Referrer script logging strange websites

Hi.

I have a basic script on my website that logs the referrering urls of any visitors. It’s worked great for years but I recently noticed that it’s started to log a lot of different websites that have no link to my website nor have anything in common with my website at all.

I have no idea what could be causing this though I’m not not php/web savvy. Any ideas?

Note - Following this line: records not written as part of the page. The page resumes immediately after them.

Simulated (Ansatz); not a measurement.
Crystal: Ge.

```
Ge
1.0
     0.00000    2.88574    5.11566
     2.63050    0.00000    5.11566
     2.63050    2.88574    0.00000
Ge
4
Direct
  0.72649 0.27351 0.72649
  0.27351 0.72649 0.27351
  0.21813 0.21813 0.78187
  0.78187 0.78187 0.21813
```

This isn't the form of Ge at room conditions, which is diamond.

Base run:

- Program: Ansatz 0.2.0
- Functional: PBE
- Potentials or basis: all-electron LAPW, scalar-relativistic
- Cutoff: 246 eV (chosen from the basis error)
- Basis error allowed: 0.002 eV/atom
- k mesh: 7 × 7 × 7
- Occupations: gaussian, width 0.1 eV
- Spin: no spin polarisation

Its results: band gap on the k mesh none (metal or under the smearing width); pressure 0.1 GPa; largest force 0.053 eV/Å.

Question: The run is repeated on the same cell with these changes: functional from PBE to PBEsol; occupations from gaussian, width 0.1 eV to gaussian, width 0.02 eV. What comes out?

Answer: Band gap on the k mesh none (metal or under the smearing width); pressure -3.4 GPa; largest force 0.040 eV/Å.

Here’s the script I’m using.

<?php
$file = "refers.txt";
$blacklist = array(
'pegaminidesign.blogspot.it'');

//$referrer = filter_input(INPUT_SERVER, 'HTTP_REFERER');
$referrer = $_SERVER['HTTP_REFERER'];

$url = ($referrer) ? parse_url($referrer) : false;
$refer_text = "{$referrer}";

if (isset($url['host']) && !in_array($url['host'], $blacklist))
{
    file_put_contents($file, "{$refer_text}\
", FILE_APPEND);
}
?>

Thanks.

I’m pretty sure that a link doesn’t have to be present on the site. Are they leaving the site and going directly to yours through a bookmark? Perhaps google ads (that have now rotated out)?

My site isn’t on google ads. Theses websites are all extremely varied and don’t seem to have anything in common with my site. This also has never happened before in the many years I’ve had the script running, it’s just been in the last three weeks that it started this logging flood of strange sites.

I noticed the permissions for the text file where the log is has its permissions set to 777. Could it be possible an outside bot has started writing to the file? I don’t know what permissions it should be set at.

I tried changing the txt file permissions to 744 but they still keep getting logged.

I noticed a lot of the sites are russian so I’m guessing this is some sort of spam bot, I have no idea what to do.

Could this be image hot linking? That is the pages in question have images from your site on them?

Just simple referrer spam?

I get hundreds every month in my Awstats log and the referring website does not have a visible link to my site.

Yes, I think Rubble has it. Some sites make their “referrer” page visible and SEO kiddies will do anything for any backlink even when useless.

The referrer could be removed from the headers, you cannot rely on it. For example, if you are using Internet Explorer (IE) browser, it doesn’t pass any HTTP_REFERER value. This means the bots could has been removing the referer value when accessing your site.

Thanks guys I didn’t realise referrer spam was so common.

I read some websites and it doesn’t seem like much can be done except maybe block individual sites. I don’t know if it’s better to block them via htaccess or via the refer script. I’ll go with the referrer script I think.

Do you guys know how I can modify the referrer script shown in the first post to accept wildcards?

I tried adding “‘.ru’,” to the blacklist since about 90% of the spam link to .ru domain names but the script seems to only work with full domains. I want it so for example adding “.ru” would block all websites with that domain or adding “porn” would block all links containing that word.

Thanks.